Wednesday, June 13, 2012

Father's Day Celebrations

Since Father's Day coincides with the start of summer, grilling is the best way to celebrate male parenting.
For me, nothing is better than a platter of grilled Italian sausages with sautéed onions, deveined shrimp seasoned with olive oil, sea salt and black pepper, corn on the cob, charred red peppers mixed with capers and garlic and lobsters split open and doused with pats of sweet butter.  With a tossed arugula and carrot salad, a loaf of freshly baked bread and a fresh fruit salad and I am happy.
When the boys come to the house to celebrate a birthday, mother's day or father's day, they frequently take command of the grill. As my younger son, Michael, reminds me, they are my sons so of course they are good cooks. And that makes me very very happy.
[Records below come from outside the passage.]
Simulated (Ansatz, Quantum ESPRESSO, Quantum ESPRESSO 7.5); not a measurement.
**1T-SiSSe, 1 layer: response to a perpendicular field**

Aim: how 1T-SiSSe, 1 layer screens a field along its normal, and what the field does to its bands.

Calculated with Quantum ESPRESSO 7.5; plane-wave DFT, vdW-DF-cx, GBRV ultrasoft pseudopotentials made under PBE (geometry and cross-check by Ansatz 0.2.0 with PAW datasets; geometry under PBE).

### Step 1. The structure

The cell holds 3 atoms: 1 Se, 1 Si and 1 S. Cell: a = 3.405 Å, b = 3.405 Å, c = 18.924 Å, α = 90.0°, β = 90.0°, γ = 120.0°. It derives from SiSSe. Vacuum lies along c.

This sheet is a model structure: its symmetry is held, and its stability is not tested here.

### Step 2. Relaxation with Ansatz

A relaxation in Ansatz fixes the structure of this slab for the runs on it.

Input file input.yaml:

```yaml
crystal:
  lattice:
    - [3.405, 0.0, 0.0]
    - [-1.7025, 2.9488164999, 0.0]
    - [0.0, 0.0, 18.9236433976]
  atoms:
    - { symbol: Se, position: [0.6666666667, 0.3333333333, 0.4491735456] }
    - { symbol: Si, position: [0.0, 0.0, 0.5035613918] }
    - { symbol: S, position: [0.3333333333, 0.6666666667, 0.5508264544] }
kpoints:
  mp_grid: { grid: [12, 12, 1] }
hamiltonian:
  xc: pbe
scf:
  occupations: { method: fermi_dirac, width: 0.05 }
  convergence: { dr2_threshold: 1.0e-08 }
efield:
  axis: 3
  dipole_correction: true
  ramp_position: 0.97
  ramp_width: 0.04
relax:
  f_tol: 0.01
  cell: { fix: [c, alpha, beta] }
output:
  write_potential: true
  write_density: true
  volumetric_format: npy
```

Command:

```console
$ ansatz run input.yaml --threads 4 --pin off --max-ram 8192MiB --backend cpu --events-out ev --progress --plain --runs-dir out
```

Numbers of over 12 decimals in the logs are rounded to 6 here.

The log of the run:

Our other son, Franklin, doesn't regard a meal a proper meal unless there are appetizers. So to add to the celebration, I offer three of my favorites. They are all easy-to-make. The tapenade and lavash crisps can be made a day or two ahead. The grilled corn salsa is best made fresh.

All three are addictive so you may find you'll be eating them all summer long.


Grilled Corn Salsa

Adding corn caramelized from light grilling gives this salsa it’s distinctive sweetness. When you buy corn from the market, look for plump kernels. Avoid ears with wrinkled or shriveled kernels.
You can use any kind of ripe tomato you enjoy, but I prefer cherry tomatoes because they are sweet and they hold their shape after being cut up. For added color, select a basket with a mix of yellow and red cherry tomatoes.

Serves 4

Ingredients

1 ear of corn, husks and silks removed, washed
1 8 oz basket of ripe cherry tomatoes, washed, quartered
1 large shallot, ends and skin removed, washed and roughly chopped
½ cup Italian parsley, washed, leaves only, finely chopped
¼ teaspoon cayenne
2 tablespoons olive oil
Sea salt and black pepper to taste
Lemon juice to taste (optional)

Directions

Pre-heat the grill to medium-hot.

Drizzle the olive oil on a large plate and season with sea salt and black pepper. Roll the ear of corn to coat. Using tongs, place the corn on the grill.  Turn frequently to prevent burning.  Remove the corn when all the sides have light grill marks. Let cool. Cut off the kernels and place in a large mixing bowl.

Use a rubber or silicone spatula to transfer the seasoned olive oil from the plate into the mixing bowl with the corn.

Add the quartered cherry tomatoes, shallot and parsley. Toss well and season with the cayenne. Taste and adjust the flavors with more sea salt, black pepper, olive oil and lemon juice (optional).

Tapenade with Charred Garlic

A secret weapon in last minute cooking, tapenade brightens any meal either as an appetizer or a condiment. If you use pitted, canned olives, making tapenade will take 10-15 minutes.
 
The taste of your tapenade depends on the quality of the olives.

Serves 6-8

Ingredients

1 can pitted olives, drained weight 6 oz., preferably green or kalamata olives
2-3 tablespoons olive oil
2 garlic cloves with skins
¼ cup Italian parsley, washed, leaves only, roughly chopped
¼ teaspoon pepper flakes (optional)
Black pepper to taste

Directions

Skewer the garlic cloves on the end of a knife or a metal skewer and hold over a gas flame to burn off the outer skins. Let cool, remove any pieces of charred skin and roughly chop the cloves.

In a small blender or food processer, place the drained olives, olive oil, garlic, parsley and pepper flakes. Pulse until the olives are roughly chopped. Taste and adjust the seasoning with the addition of black pepper, sea salt, pepper flakes and olive oil.

Pulse again until the tapenade achieves the desired texture. Personally I like a tapenade that has a rustic look with the olives coarsely chopped rather than puréed.

Refrigerate until ready to use and serve at room temperature.

Variations

 2 anchovies packed in oil, roughly chopped and added with the olives. If salted, rinse before adding.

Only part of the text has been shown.